A hot button! From my perspective, you are spot on - first of all, the child's 13 years old. His parents should have been at his side, not a Sotheby's employee. And, did you ever stop to think that allowing a 13 year old to spend hundreds of thousands of dollars on art is God's way of letting them know they have too much money?

David St Lawrence

Both of you seem to be bent out of shape by the fact that this 13-year-old knows art will enough to collect it. If he knows the art market, he knows it. Age is not the only factor that leads to knowledge. Your ranting sounds too much like petty jealosy to give it credence.

I'm sure if you lived in Mozart's time, you would have been even more apoplectic. Talent is not a function of age. Neither is envy. Stick to things you know and you will be a lot happier.

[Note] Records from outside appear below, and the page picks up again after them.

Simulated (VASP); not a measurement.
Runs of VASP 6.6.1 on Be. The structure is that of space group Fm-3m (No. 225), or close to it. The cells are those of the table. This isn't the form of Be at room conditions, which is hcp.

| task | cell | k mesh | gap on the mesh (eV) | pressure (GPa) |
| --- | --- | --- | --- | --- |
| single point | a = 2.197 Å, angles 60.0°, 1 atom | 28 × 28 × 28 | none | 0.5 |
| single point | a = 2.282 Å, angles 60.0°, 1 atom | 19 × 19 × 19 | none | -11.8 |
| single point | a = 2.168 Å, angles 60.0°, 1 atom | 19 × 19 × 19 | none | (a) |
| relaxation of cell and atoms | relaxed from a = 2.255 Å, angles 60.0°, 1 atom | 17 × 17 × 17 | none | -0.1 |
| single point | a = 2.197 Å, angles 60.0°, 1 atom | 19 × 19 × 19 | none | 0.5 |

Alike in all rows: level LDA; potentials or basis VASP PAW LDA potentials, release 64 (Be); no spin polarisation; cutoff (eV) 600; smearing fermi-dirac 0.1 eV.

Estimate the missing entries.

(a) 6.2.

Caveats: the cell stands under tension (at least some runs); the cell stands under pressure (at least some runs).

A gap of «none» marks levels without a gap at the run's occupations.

David: I appreciate your comment. Thank you for sharing. Really. Not to contradict, but maybe to clarify, I think the thing that upset me was that the parents were apparently absent from this child's art buying experience. I was also troubled by the fact that a 13 year old might potentially purchase something at those price levels. I started collecting art when I was 14 years old. My parents encouraged my passion to purchase and own art work. But I was only allowed to purchase what I could afford with money that I had earned. I do not claim to know that this is the "best" way to teach a child about commerce and value, I simply felt that allowing a child to potentially purchase something for hundred of thousands of dollars seemed a little extreme and warped. Again, I appreciate this child's knowledge and passion and question the parents' handling of this passion. All of this, of course, is just my opinion. I appreciate you sharing yours as it deepens my understanding of the issues.

David St Lawrence

You are so much closer to the art scene that you probably have a better grasp of the dynamics of this situation than I do from my remote viewpoint. I apologise for any invalidation of your passion for art.

These parents may value this child's judgement as an expert collector and it would seem that he deserves it. He bid and stayed within whatever limits he had set. The most telling comment came from the auction house employee who was watching him in action.

The parents probably fund his investment in art and share in the profits. It would be interesting to see how he does over the years. Will he continue his success, or will he become a has-been at sixteen?



I agree with everything you add here. Thanks for continuing to discuss this with me! I may have a grasp on the art world (although I admit to having a lot to learn) but I have absolutely no grasp on being a parent!

Keep in touch!

Brian Morrison

It seems to always come down to who you know. How many artists or collectors have sliped through the cracks because of timing and place? In this society money talks, so in this case the kid talks because he can. Also seems he doesn't really know any more then the rest of us because he bid on known commodities. Perhaps this boy would be better served getting a job and learning need, goals and achievment on a personal level.